Bronze figurine of a bull-calf with silver plating found in a temple deposit at Ashkelon, in Canaan, ca. first half of 2nd millenium BCE. The text accompanying the photo notes:
"Literary sources reveal that the bull and calf were attributes of El and Baal, the chief gods of the Ugaritic pantheons..."
(p.59. "Chalcolithic and Canaanite Periods." Irene Lewitt, et al. Editors. The Israel Museum, Jerusalem. New York. The Vendome Press. 1995. ISBN 0-86565-960-5.

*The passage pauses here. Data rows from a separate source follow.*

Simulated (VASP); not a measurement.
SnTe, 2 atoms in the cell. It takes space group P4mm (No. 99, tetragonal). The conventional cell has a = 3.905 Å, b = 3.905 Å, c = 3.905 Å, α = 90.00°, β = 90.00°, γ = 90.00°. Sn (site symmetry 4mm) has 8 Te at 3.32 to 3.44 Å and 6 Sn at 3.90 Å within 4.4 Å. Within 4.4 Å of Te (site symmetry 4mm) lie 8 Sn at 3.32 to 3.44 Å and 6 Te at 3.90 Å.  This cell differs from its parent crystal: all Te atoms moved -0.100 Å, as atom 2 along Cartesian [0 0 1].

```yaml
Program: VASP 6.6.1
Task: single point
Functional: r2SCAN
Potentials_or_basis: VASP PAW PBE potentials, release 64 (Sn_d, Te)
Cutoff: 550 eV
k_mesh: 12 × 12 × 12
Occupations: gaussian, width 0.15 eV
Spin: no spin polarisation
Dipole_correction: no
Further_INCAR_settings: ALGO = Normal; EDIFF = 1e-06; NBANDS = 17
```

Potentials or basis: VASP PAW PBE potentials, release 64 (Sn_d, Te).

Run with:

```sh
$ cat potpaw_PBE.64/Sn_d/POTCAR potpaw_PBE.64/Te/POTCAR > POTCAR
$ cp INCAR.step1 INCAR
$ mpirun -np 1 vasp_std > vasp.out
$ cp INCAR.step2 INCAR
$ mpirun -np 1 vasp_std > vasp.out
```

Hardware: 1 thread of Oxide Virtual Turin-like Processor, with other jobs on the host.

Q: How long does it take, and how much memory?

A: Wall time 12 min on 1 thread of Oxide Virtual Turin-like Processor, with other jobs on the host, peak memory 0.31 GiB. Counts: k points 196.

Note that Ashkelon WAS NOT a Philistine city ca. 2000-1500 BCE. The Philistines arrived ca. 1174 BCE and destroyed Ashkelon (later rebuilding it), dispossessing the native Canaanites of their lands. I have argued that the Golden Calf is not an Egyptian phenomena so much as a Canaanite god, it being a form of Baal-Hadad and of Yahweh (Hebrew: Egel-yah, "bull-calf Yah"). Yahweh was also called Baal according to Hosea 2:16. I suspect, along with other scholars, that Yahweh absorbed the epithets and characteristics of the Canaanite gods Bull-El and Baal-Hadad. In erecting a Golden Calf in Yahweh's temples at Dan and Bethel, Jeroboam was merely honoring Yahweh as Egeliah, "the bull-calf iah" (as in Hezekiah).